Filling the missing rows/gap in the data

  • Hello,

    I have been setting up a database where I can store our sales and activity data, and struggling at some point, since I'm learning on the job. 🙂 But now I ran into an issue as I mentioned below.

    P.S. I ran into an issue with dynamic SQL and pivoting the other day, and the folks here helped me out every time I got stuck. So, I thought that the best way to learn how I can pull this off is to ask from here, since there is no one around me I can ask.

    I have a table as follows where I store the monthly sales. But, there are missing rows, since there are no sales in some months. I've attached a sample data to define what I'm pointing out. As you may see in the screenshot, no sales recorded for the subterritory "IS02" within September, that's why no record displays in the table. So, filling the gaps with the relative records and putting "0" in "UNITS" for the months with no sales is what I need at this point.

    Please refer the Sample_Data_2 too see an illustration about what I need to perform.

    Thanks in advance

  • What you're looking for here is a Calendar/Tally table[/url].

    Thom~

    Excuse my typos and sometimes awful grammar. My fingers work faster than my brain does.
    Larnu.uk

  • seismicbeat (10/31/2016)


    Hello,

    I have been setting up a database where I can store our sales and activity data, and struggling at some point, since I'm learning on the job. 🙂 But now I ran into an issue as I mentioned below.

    P.S. I ran into an issue with dynamic SQL and pivoting the other day, and the folks here helped me out every time I got stuck. So, I thought that the best way to learn how I can pull this off is to ask from here, since there is no one around me I can ask.

    I have a table as follows where I store the monthly sales. But, there are missing rows, since there are no sales in some months. I've attached a sample data to define what I'm pointing out. As you may see in the screenshot, no sales recorded for the subterritory "IS02" within September, that's why no record displays in the table. So, filling the gaps with the relative records and putting "0" in "UNITS" for the months with no sales is what I need at this point.

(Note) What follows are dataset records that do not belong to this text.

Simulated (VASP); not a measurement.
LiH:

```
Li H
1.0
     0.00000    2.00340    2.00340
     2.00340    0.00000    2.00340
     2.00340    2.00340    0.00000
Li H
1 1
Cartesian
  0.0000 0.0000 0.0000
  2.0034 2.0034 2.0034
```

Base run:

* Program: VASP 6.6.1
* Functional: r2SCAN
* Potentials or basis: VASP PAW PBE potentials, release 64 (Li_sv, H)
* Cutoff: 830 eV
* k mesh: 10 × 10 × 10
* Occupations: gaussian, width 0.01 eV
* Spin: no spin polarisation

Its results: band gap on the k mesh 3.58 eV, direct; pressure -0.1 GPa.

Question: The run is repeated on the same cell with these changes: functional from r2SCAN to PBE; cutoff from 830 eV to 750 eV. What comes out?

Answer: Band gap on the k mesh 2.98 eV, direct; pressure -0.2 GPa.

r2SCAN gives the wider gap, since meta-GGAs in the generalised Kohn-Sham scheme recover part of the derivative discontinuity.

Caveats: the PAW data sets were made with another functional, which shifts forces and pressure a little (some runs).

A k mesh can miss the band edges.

    Please refer the Sample_Data_2 too see an illustration about what I need to perform.

    Thanks in advance

    Pictures are good but they're tough to execute. If you'd like a coded answer, please see the first link in my signature line below.

    --Jeff Moden


    RBAR is pronounced "ree-bar" and is a "Modenism" for Row-By-Agonizing-Row.
    First step towards the paradigm shift of writing Set Based code:
    ________Stop thinking about what you want to do to a ROW... think, instead, of what you want to do to a COLUMN.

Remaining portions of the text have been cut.